In an effort to get out of Paris and explore the surrounding area a little, I’ve come to Troyes; a town about 150 km (93 miles) southeast of Paris where it would appear nobody lives.
Taking a cheap express bus from Paris to Troyes is simple enough. It’s not exactly an epic journey, though in the end I found out that the bus doesn’t actually stop in Troyes. Instead it stops on the edge of some out-of-town shopping park (that was closed!?) before it rejoins the highway and goes on to wherever all of the other people on the bus were actually going to.
So there I was, standing by the side of the road, on an unusually cold day that felt more like winter, thinking to myself that all of the featureless soul-sucking shops around didn’t look anything like the “picturesque Troyes” that I’d seen online.

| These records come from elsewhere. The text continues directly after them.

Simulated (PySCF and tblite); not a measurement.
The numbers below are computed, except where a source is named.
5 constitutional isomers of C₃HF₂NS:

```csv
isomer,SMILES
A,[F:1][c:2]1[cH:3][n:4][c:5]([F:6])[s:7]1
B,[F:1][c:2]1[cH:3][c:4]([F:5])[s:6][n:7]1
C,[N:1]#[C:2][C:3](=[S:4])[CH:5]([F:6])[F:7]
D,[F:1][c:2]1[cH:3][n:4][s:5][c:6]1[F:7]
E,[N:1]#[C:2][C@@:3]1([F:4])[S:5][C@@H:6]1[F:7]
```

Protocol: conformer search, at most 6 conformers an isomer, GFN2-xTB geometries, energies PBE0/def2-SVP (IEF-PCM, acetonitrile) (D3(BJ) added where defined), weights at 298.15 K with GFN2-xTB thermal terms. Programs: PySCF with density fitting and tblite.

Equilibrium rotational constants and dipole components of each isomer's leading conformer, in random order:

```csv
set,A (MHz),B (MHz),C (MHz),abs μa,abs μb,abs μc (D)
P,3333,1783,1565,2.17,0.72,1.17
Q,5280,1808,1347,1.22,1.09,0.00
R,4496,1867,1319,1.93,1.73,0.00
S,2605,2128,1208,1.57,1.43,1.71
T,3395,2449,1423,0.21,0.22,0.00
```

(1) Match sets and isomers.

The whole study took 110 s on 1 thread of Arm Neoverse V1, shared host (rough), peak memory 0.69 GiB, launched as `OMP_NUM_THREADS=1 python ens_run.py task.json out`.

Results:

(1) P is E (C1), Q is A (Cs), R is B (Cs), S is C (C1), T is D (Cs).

There are times when I think that France is actually just India with excellent baked goods, cheese, and wine. I say this because, just as in India, things are often strangely convoluted or unnecessarily complicated here. I put this down to being ‘part of the charm’ of France, and perhaps just their way of making everyone remember that while getting a bus to actually take you to the place on your ticket might not be possible, nobody else in the world can make a croissant quite like the French.
No city buses or taxis were going to the come by the retail desert I was in, and as the bus pulled away I stood there looking confused amidst a handful of other people who now found themselves marooned in a a shopping no-mans-land.
One by one people just wandered off in different directions, muttering in French. Had it not been for a kind lady who took pity on us and offered a ride to the town with her friend who had gotten off the same bus, I might still be standing there now, thumbing at Google Translate on my phone, trying to find an appropriate translation for “What the fuck am I supposed to do now?”
After a short ride in the kind ladies car I found myself standing on cobbled streets among buildings that looked like the Troyes tourist information website. Ancient homes and shops painted different colors and huddled closely together, leaning like weekend drunkards waiting for sobriety to straighten them up. The cobbled streets and narrow laneways made imagining the history here easy. However, for some reason there was practically nobody around and nothing open; nothing apart from the gleaming new and modern tourist information office that is.
Might there be a reason the burley bus driver didn’t want to drive that last short distance into the town? Should I be concerned?
I know I am really behind with 366. I’ve been busy and catching up has been a nightmare. But I will get there so please bear with me.